The government’s plan to knock an average £150 off household energy bills from April 2026 has been welcomed by University of Reading experts, who say the shift could make the UK’s energy system fairer, cleaner and more affordable.
Under the reforms, the ECO4 levy on energy bills will be scrapped and replaced with a tax-funded Warm Homes Plan – removing costs from consumers and reshaping how the transition to cleaner energy is paid for.
Professor Chris Hilson, Director of the Reading Centre for Climate and Justice, said the change marks a rare Budget decision that delivers for both climate policy and social fairness.
“Reducing prices on domestic energy bills by scrapping the ECO4 scheme and putting money saved into the equivalent Warm Homes Plan instead is an important social justice and climate win,” he said.

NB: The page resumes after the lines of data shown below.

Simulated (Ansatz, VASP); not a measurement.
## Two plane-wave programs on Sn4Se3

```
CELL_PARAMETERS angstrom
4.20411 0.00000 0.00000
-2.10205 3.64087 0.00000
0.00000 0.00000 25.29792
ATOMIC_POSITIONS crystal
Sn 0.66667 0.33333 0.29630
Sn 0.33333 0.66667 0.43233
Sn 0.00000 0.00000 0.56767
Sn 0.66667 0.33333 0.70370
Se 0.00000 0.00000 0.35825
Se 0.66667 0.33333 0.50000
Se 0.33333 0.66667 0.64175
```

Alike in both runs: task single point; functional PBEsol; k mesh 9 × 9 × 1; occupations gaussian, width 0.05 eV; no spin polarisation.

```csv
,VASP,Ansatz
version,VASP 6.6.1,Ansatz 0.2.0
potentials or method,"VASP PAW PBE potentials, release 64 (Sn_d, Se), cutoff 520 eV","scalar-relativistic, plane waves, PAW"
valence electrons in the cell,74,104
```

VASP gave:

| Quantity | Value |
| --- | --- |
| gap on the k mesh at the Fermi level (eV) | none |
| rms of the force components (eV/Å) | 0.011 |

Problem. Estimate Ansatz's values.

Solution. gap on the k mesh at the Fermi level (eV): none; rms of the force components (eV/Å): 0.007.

He added that the old levies had long been unfair.
“Green levies on bills are regressive because lower-income households spend a greater proportion of their overall income on energy. The ECO4 scheme was funded from bills and was regressive. The Warm Homes Plan – a broadly equivalent and much-needed home energy efficiency programme – is progressive because it’s funded by general taxation.”
Hilson also highlighted the climate benefits:
“It’s also a climate win because we need to reduce the costs of electricity bills relative to gas, to make running heat pumps and charging EVs more financially attractive.”
He pointed out that electricity bills have historically carried a larger share of environmental levies.
“Removing levies from energy bills and funding the programs they support from taxation instead will therefore also be good for decarbonising our economy.”
Professor Jacopo Toritti, Professor of Energy Economics and Policy, said cheaper electricity will be essential to accelerating the UK’s shift to electric heating and transport.
“The cut in electricity bills is a welcome step for households, and lower electricity prices are vital for supporting the shift to electric heating and electric vehicles,” he said.
He noted that a key driver of the price drop is the government’s decision to take on most Renewables Obligation costs.
“A major driver of this reduction is the government’s decision to take on 75% of the Renewables Obligation costs, which are currently paid by all energy consumers through their bills.”
Toritti stressed that spreading these costs more widely is the right call.
“Moving these costs into general taxation – broader and more progressive than energy bills – effectively socialises the cost of energy policy across society rather than concentrating it on bill payers.”
He also backed the move to ditch the ECO scheme.
“Scrapping the ECO scheme is also the right decision: it had become increasingly inefficient, adding significant costs to everyone’s bills while delivering only limited savings for those it was meant to help.”